In a Young's double slit experiment, an angular width of the fringe is 0.35° on a screen placed at 2 m away for particular wavelength of 450 nm. The angular width of the fringe, when whole system is immersed in a medium of refractive index $$\frac{7}{5}$$, is $$\frac{1}{\alpha}$$. The value of $$\alpha$$ is ______.

The angular width of the fringe in air is $$\theta = 0.35°$$, the distance to the screen is $$D = 2$$ m, the wavelength is $$\lambda = 450$$ nm, and the refractive index of the medium is $$\mu = \frac{7}{5}$$.

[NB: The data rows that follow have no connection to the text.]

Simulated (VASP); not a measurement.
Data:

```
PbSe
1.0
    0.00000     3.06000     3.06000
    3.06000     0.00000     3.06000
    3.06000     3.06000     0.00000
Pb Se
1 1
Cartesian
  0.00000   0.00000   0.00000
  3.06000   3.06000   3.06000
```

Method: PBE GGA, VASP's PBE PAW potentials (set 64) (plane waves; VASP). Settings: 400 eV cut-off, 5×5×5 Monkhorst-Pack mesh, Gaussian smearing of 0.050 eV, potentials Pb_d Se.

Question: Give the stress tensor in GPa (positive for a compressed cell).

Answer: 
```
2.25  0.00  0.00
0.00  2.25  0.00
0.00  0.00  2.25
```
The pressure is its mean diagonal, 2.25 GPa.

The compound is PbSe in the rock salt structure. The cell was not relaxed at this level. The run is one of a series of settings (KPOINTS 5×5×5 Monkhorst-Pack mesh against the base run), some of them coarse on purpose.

In Young's double slit experiment, the angular width of a fringe is given by $$\theta = \frac{\lambda}{d}$$ where $$d$$ is the slit separation. When the system is immersed in a medium of refractive index $$\mu$$, the effective wavelength becomes $$\lambda' = \frac{\lambda}{\mu}$$, so the new angular width is $$\theta' = \frac{\lambda'}{d} = \frac{\lambda}{\mu d} = \frac{\theta}{\mu}.$$

Substituting the values, $$\theta' = \frac{0.35°}{\frac{7}{5}} = 0.35° \times \frac{5}{7} = 0.25° = \frac{1}{4}°.$$

Since the angular width is $$\frac{1}{\alpha}$$ degrees, we have $$\frac{1}{\alpha} = \frac{1}{4} \quad\Longrightarrow\quad \alpha = 4.$$

Hence, the value of $$\alpha$$ is 4.